That's what i thought, but its different, some of the mods on miui are f..ing sweet, can just imagine AOKP with some miui sweetness! 
G Nexus


----------



## brkshr (Jun 16, 2011)

fcisco13 said:


> That's what i thought, but its different, some of the mods on miui are f..ing sweet, can just imagine AOKP with some miui sweetness!
> G Nexus


I tried it a week ago and just didn't like the UI. I love that AOKP and GummyNex brought the battery bar over tho. Honestly, I didn't really try it for long, cuz I just couldn't get over the homescreen and lack of app drawer.


----------



## maddog0331 (Jul 6, 2011)

brkshr said:


> I tried it a week ago and just didn't like the UI. I love that AOKP and GummyNex brought the battery bar over tho. Honestly, I didn't really try it for long, cuz I just couldn't get over the homescreen and lack of app drawer.

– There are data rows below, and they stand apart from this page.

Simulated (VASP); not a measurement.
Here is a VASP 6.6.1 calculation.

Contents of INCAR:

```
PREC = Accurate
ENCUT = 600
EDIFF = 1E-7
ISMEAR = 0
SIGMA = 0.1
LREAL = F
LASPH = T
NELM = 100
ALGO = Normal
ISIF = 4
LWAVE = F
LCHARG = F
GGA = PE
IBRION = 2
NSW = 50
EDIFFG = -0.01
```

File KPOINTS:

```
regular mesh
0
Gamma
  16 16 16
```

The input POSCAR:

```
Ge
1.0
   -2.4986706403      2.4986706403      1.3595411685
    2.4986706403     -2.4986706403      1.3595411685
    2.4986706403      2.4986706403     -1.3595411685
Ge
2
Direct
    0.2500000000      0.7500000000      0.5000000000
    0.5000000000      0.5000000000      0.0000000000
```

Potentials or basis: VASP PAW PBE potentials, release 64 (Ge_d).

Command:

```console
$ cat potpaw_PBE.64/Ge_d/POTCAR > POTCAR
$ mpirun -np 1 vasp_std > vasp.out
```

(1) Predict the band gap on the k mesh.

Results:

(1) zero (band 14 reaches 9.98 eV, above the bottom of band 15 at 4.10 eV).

You can always install a replacement launcher to have an app drawer....That's what I used to do with it while I was running it on my DX

Sent from my Galaxy Nexus using Tapatalk


----------



## Burncycle (Aug 6, 2011)

http://www.facebook.com/questions/289124541147128/

They added a new poll with the htc sensation. Go vote again everyone!!


----------



## BrentBlend (Jun 11, 2011)

http://www.androidcentral.com/miui-rom-going-open-source


----------



## bryannh (Jun 30, 2011)

would love to get some official miui!


----------



## Oman0123 (Oct 1, 2011)

Not to be a downer but I dont think there is a chance to win. Its 718-58 already. Im not familar with that device but they must have waaaaaaaaaaaaay more users or we are just lazy. lol


----------



## akellar (Jun 11, 2011)

Oman0123 said:


> Not to be a downer but I dont think there is a chance to win. Its 718-58 already. Im not familar with that device but they must have waaaaaaaaaaaaay more users or we are just lazy. lol


It's going open source anyway. Really doesn't matter at this point.

Sent from my Galaxy Nexus using RootzWiki


----------



## evolution (Oct 6, 2011)

Miui is nice because its so different. The more choice the better!

Sent from my Galaxy Nexus using Tapatalk


----------